I was writing a post when I thought “this isn’t very novel. I should mark it as such.” It then occurred to me to make a 1–10 scale to describe how novel a piece is, similar to Gwern’s importance tags. However, I’d prefer an objective scale, not a rank scale that Resorter generates. If I never write anything super-duper-new, I shouldn’t have any 10s on the novelty scale.
Currently, I have a rather coarse four-point scale with points that aren’t uniformly distributed between their neighbors:
A verbatim copy of something else.
Demonstrating how to apply a technique publicly documented elsewhere.
Slightly generalizing an idea publicly documented elsewhere.
Paradigm-shifting reconceptualization akin to Newton figuring out that the same thing causes apples to fall from trees and planets to stay in their orbits.
I’m trying to flesh out this scale as best as I’m able, but I’d like to get some help if I can. I’m also trying to separate novelty from both utility and importance. For example, “hold the banana by the handle end, pinch the other end to make a crack in it, and peel it starting at the crack” is no more than a 1.1 on the novelty scale, maybe a 4 on the utility scale, and 2 or so on the importance scale.
Are there any other useful points on a novelty scale?
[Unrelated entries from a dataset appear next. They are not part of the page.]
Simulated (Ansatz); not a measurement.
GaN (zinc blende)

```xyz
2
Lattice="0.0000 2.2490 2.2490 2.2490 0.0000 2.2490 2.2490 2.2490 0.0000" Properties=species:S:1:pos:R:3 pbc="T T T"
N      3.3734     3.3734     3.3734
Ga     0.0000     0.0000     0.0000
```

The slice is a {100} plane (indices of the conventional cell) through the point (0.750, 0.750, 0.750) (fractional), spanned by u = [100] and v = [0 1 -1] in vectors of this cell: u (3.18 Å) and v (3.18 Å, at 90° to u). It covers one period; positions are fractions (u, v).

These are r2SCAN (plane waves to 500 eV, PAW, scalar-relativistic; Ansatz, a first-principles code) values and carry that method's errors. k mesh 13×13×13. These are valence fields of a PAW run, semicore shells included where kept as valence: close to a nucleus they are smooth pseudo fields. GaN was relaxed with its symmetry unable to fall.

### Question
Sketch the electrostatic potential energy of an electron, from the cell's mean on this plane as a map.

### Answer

The problem with a novelty scale is that novelty has a high degree of circumstantial/subjectivity to it. What’s new to one person is old hat to another. Millions of people may independently recreate the same wisdom based on their life experiences, and that insight feels new to them, but might not be new to those they share it with. In the modern age, not even a google search can guarantee that an idea hasn’t been laid out somewhere by someone.
Very true. I think I’m mainly trying to preempt accusations that I’m simply rehashing Taboo Your Words (which I pretty much am rehashing!)
Also, by stating “this isn’t very novel”, I’m also communicating to the neophyte (as opposed to current rationalists) that there’s a wide body of knowledge out there that’s quite similar to what I’ve written. That’s potentially useful to the neophyte.
Conveying that is often worthwhile, but it’s situational enough that simply stating the context of what you’re doing is probably a better idea than formalizing a novelty scale.
Also, I didn’t mention this above, but re-hashing stuff that isn’t novel can be highly useful. Penetration of an idea into the population would never happen if people only ever pointed to the original source for an idea without conveying/spreading it themselves. It’s helpful to have a million blog posts about the same thing, because each of those blogs is reaching a slightly different audience.
A general rule that I try to follow is “never write something which someone else has already written better”. Rather than give a numerical scale, I’ll list a few distinct ways that pieces can satisfy this rule. I’ll give examples of each from my own writing, with the caveat that they are not necessarily very good pieces—just examples of my own reasoning regarding their novelty.
Novel theory/observation/interpretation (or at least novel as far as I know). Ex.: Computational limits of empire
Carving up known ideas differently, e.g. by pointing to a particular sub-idea or creating a handle. Ex.: The broken chain problem
Taking a well-known idea from one area, and applying it in another area. Ex.: Competitive markets as distributed backprop
Analyzing something which has been analyzed many times before, but usually incorrectly, so it’s hard to sift signal from noise. In this case, the novelty/value is in making the analysis visibly correct. Ex.: Accounting for college costs
Translating some piece of metic knowledge into a more transmissible model/technique. Ex.: How to find unknown unknowns
Accessible explanations of technical ideas. Ex.: Queuing theory without math
Arguing that some known idea/problem is more important than people seem to have noticed. Ex.: Coordination economy
Note that these are ways that a piece of writing can be novel, not guarantees that nobody has ever written the same thing before.
Side note: if using a numerical scale, I worry about confusing novelty with importance—the example scale in the OP seems to mix the two. Perhaps a better approach would be to give handles for several different ways things can be novel, and then use those as tags?
A sensible rule, but I’d like to bring some rationalist insights to other communities that might be able to benefit from seeing how people who’ve read the Sequences handle things. This seems to necessitate a little bit of redundant writing.
Also, I could stand to get better at writing. On the other hand, if I limit myself to writing only novel things, I wouldn’t practice nearly as much as I ought to do. Of course, the decision to publish any given piece is a separate issue.
Not on purpose. I just couldn’t think of something super-novel yet unimportant.
That sounds like a good idea inasmuch as it maps to reality the best, but it’s also more work than I thought I’d have to do. I’m considering collapsing the novelty scale to no more than five points and trying to make it more coarse to deliberately paper over the different ways a piece can be novel.
Thanks for demonstrating that novelty isn’t totally orderable, though; I thought it was, more or less.